43 points enether | 2 comments | 15 May 25 11:43 UTC | HN request time: 0.578s | source

The space is confusing to say the least.

Message queues are usually a core part of any distributed architecture, and the options are endless: Kafka, RabbitMQ, NATS, Redis Streams, SQS, ZeroMQ... and then there's the “just use Postgres” camp for simpler use cases.

I’m trying to make sense of the tradeoffs between:

- async fire-and-forget pub/sub vs. sync RPC-like point to point communication

- simple FIFO vs. priority queues and delay queues

- intelligent brokers (e.g. RabbitMQ, NATS with filters) vs. minimal brokers (e.g. Kafka’s client-driven model)

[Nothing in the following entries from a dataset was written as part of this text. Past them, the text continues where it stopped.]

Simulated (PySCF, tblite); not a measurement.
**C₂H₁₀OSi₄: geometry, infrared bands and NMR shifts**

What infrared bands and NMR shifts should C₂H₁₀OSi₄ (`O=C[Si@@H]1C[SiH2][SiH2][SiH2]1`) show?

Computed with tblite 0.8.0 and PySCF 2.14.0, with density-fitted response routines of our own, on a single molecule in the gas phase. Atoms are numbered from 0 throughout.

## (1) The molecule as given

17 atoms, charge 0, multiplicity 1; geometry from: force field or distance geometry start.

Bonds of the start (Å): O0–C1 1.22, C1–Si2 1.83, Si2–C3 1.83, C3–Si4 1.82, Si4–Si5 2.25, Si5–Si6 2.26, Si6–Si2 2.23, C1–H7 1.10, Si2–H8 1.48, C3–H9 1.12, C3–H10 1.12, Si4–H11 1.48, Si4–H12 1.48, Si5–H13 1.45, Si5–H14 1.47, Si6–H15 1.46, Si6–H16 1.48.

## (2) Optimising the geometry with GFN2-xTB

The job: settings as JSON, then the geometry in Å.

There's also a fair amount of ideology/emotional attachment - some folks root for underdogs written in their favorite programming language, others reflexively dismiss anything that's not "enterprise-grade". And of course, vendors are always in the mix trying to steer the conversation toward their own solution.

If you’ve built a production system in the last few years:

1. What queue did you choose?

2. What didn't work out?

3. Where did you regret adding complexity?

4. And if you stuck with a DB-based queue — did it scale?

I’d love to hear war stories, regrets, and opinions.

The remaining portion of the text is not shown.